Wednesday, July 11, 2012

Metropolis II

Returned to LACMA yesterday to see if it still rocked. It does.

Spent more time in the modern art wing, which has giant stacks of plates, a giant video projection of a man moving his fingers while talking about moving his fingers, an observation deck that you can reach via a large elevator in a shaft filled with angry pop art and Orwell quotations, and this Nam June Paik video installation, Video Flag Z:


DC friends, Nam June Paik is the artist behind the Smithsonian American Art Museum's Electronic Superhighway, so seeing more of his work produced a nice, homey feeling.

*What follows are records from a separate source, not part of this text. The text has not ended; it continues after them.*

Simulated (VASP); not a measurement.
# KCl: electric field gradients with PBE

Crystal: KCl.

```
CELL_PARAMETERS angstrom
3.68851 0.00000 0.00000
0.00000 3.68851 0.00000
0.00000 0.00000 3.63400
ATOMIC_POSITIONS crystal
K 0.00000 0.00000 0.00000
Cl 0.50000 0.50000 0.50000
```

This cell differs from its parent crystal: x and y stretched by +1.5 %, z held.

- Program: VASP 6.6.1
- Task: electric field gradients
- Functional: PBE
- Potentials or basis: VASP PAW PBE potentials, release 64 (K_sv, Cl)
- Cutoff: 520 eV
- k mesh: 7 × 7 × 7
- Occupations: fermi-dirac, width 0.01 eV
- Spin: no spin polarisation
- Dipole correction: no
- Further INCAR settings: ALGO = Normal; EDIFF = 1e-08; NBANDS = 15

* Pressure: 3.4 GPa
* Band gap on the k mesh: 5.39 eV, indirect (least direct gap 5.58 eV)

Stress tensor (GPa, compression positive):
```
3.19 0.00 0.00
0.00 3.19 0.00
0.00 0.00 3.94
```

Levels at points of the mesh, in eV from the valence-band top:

But the real modern art party started with this motherfucker:
Metropolis II refuses to be contained in one shot.
Metropolis II was completed last year by Chris Burden (he who created Urban Light, the forest of lampposts in front of LACMA) and eight assistants. It's basically a model train set for Hot Wheels as built by comic book artists of the sixties and seventies during an acid trip.
There is a Metropolis 1 somewhere. It's not like that prank where you release
mole rats into an office building with "1", "2", and "4" painted on their sides.
According to LACMA, "It includes eleven hundred custom-designed cars, eighteen highways, and a variety of architectural structures made of wood, glass, natural stone tiles, and other materials."
Metropolis II laughs at your efforts to photograph it.
"The artist estimates that every hour, one hundred thousand cars circulate through Metropolis II, making it very much like a miniature Los Angeles."

This thing is just begging for a world-weary cop and a crooked
museum trustee to have a climactic fistfight inside it.
During my visit, whatever engine propels the miniature cars seemed to be turned off. Traffic along the eighteen highways was at an utter standstill, making it very much like a miniature Los Angeles at rush hour.